Officials also played down the fact that
during the 1930s America was supplying Japan with the materiel
for its armed forces. Though not prominent in the newspapers,
it was a common, if bitter, belief in New York that when the 6th
Avenue "E1" was torn down the scrap was sold to Japan-
which returned it in the form of bullets and bombs. The selling
of arms to putative enemies predates Iraq by a millennium or two.
How the people in government thought they
could get away with some of their whoppers is past imagining.
After the atomic bomb was dropped on Hiroshima, talk started getting
around that there were post-bomb deaths caused by radiation. The
government immediately denied it and the head of the Manhattan
Project, Major General Leslie R. Groves, pronounced that, "This
talk about radio-activity is so much nonsense." What was
the point of that one? And how long did they think they could
get away with it? So much high level lying is purposeless, done
from habit. How else to explain the line of half-baked, nutty,
next-day refutable lies coming out of the Bush White House about
weapons, terrorists, plans, and intentions?

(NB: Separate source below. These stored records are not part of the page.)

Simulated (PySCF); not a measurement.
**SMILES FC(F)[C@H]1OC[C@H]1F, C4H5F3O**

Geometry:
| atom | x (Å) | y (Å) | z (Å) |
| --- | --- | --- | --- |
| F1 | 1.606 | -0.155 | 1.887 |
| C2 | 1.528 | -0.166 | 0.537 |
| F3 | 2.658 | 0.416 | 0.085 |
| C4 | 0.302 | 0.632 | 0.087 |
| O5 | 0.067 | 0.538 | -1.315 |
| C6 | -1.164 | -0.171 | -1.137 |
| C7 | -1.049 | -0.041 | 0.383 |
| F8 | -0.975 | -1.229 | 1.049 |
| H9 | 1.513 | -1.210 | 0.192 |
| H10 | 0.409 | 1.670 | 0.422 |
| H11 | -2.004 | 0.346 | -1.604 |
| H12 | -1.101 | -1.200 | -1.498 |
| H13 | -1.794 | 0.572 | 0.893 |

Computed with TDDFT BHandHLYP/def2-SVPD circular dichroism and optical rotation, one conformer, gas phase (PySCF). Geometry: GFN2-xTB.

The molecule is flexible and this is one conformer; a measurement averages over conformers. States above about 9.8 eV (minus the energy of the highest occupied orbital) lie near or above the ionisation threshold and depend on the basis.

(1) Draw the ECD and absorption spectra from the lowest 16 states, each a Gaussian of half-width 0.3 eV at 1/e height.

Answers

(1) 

American prisoners being returned by the
North Koreans after the cease-fire ended hostilities in 1953 were
ordered to sign statements promising not to discuss anything having
to do with captivity to any media representative not bound by
Pentagon censorship rules. Washington did not want the country
to know about the degree and kind of collaboration with the enemy
which took place in the prison camps.
The peccadilloes of the Korean War have
been lost in the continuing miasma about the truths and the falsities
of the Vietnam War. Long book shelves are devoted to volumes discussing
lies told, lies exposed, and lies retold in connection with that
war, whose shadow falls obliquely on George Bush's Dance in the
Desert almost forty years later.
Officially, the full Vietnam War began
with events in the Gulf of Tonkin, August 1 and 4, 1964, when,
according to the American government, a couple of North Vietnamese
patrol boats attacked a U.S. destroyer.
This was the lie upon which Congress voted,
with only two nay votes in the Senate and none in the House, what
amounted to a declaration of war. But was the report of the action
in the Tonkin Gulf a lie? And if it was a lie, what kind of a
lie? To this day there is considerable doubt that a second attack
ever occurred, but what of the first? Whatever kind of attack
it was, the destroyer survived unscathed and probably untouched
by the arrows, spears, and whatever else a tiny patrol boat could
launch at a mighty modern cruiser.
The nation and its editorial pages launched
their own attacks against the North Vietnamese, as every institution
of authority and prestige, and all major media, including the
Washington Post and the New York Times, cheered the oncoming war,
which would eventually see a half a million American troops engaged-of
whom more than ten percent would come back dead. Later on many
who could not wait to get on with the war would say they had been
lied to and that, if they had known the truth, they would never
have supported sending the boys over there.
p94
If a person studies history for a short while, it will come to
the person that the government lies a lot, maybe even all the
time. If you know that they lie, you may be able to see that the
lie of the hour is farcical and far fetched; you know to disbelieve
it.
p95
When, on December 29,1989, with little public notice, more than
20,000 American soldiers invaded Panama, the reason given was
the capture of the country's drug pusher-CIA operative-dictator-and-bully
boy Manuel Noriega. The actual reasons are subject to speculation
to this day. The invasion may have been to make Panamanians understand
that the independence the United States had recently granted them
and their canal was for show only. Or it may have been that Noriega,
a dirt bag if there ever was one, had been party to deals with
the American government and the administration of Bush the elder
was afraid he'd try his hand at blackmail. Noriega was taken off
to Florida, where he got a taste of American courtroom justice
and was thrown into a dungeon, where he resides as of this writing.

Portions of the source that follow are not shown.